The definition of a production

Repetition

{...}

Zero or more occurrences of the symbol(s) defined in the braces.

Optional

[...]

The symbol(s) defined in subscript brackets are not required to appear.

Grouping

(...)

Any terminal symbol from within this group is valid.

Please make sure to post on Ed if you do not understand the notation below. Do not just assume. We will help clarify.

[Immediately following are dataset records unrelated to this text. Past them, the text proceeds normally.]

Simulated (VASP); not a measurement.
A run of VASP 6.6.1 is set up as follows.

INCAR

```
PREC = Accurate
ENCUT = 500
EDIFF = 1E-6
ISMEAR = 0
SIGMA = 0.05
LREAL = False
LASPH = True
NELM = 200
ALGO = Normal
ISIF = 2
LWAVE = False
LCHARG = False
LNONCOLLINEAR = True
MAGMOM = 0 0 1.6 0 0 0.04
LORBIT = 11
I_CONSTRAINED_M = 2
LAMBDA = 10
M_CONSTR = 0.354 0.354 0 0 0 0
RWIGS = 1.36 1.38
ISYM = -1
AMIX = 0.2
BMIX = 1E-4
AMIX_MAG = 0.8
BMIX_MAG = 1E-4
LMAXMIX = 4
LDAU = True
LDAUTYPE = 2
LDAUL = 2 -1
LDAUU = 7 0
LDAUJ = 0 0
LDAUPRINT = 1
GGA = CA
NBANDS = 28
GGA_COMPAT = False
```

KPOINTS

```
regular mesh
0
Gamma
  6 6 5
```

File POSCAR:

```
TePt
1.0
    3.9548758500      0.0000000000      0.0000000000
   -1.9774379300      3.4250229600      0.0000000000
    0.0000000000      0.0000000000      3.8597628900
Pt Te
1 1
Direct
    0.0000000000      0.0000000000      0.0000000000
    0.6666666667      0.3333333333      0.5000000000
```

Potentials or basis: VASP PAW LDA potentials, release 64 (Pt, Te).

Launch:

Program = Types Declarations Functions 'eof'                                                       ;
Types = {TypeDeclaration}                                                                          ;
TypeDeclaration = 'type' 'id' 'struct' '{' Fields '}' ';'                                          ;
Fields = Decl ';' {Decl ';'}                                                                       ;
Decl = 'id' Type                                                                                   ;
Type = 'int' | 'bool' | '*' 'id'                                                                   ;
Declarations = {Declaration}                                                                       ;
Declaration = 'var' Ids Type ';'                                                                   ;
Ids = 'id' {',' 'id'}                                                                              ;
Functions = {Function}                                                                             ;
Function = 'func' 'id' Parameters [ReturnType] '{' Declarations Statements '}'                     ;
Parameters = '(' [ Decl {',' Decl}] ')'                                                            ;
ReturnType = type                                                                                  ;
Statements = {Statement}                                                                           ;
Statement = Block | Assignment | Print | Delete | Read | Conditional | Loop | Return  | Invocation ;
Read = 'scan' LValue ';'                                                                           ;
Block = '{' Statements '}'                                                                         ;
Delete = 'delete' Expression ';'                                                                   ;
Assignment = LValue '=' Expression ';'                                                             ;
Print = 'printf' '(' 'string' { ',' Expression} ')'  ';'                                           ;
Conditional = 'if' '(' Expression ')' Block ['else' Block]                                         ;
Loop = 'for' '(' Expression ')' Block                                                              ;
Return = 'return' [Expression] ';'                                                                 ;
Invocation = 'id' Arguments ';'                                                                    ;
Arguments = '(' [Expression {',' Expression}] ')'                                                  ;
LValue = 'id' {'.' id}                                                                             ;
Expression = BoolTerm {'||' BoolTerm}                                                              ;
BoolTerm = EqualTerm {'&&' EqualTerm}                                                              ;
EqualTerm =  RelationTerm {('=='| '!=') RelationTerm}                                              ;
RelationTerm = SimpleTerm {('>'| '<' | '<=' | '>=') SimpleTerm}                                    ;
SimpleTerm = Term {('+'| '-') Term}                                                                ;
Term = UnaryTerm {('*'| '/') UnaryTerm}                                                            ;
UnaryTerm = '!' SelectorTerm | '-' SelectorTerm | SelectorTerm                                     ;
SelectorTerm = Factor {'.' 'id'}                                                                   ;
Factor = '(' Expression ')' | 'id' [Arguments] | 'number' | 'new' 'id' | 'true' | 'false' | 'nil'  ;

Lexical Analysis Information

The following rules provides additional information needed for lexical analysis:

  • A valid program ends with an end-of-file indicator (EOF).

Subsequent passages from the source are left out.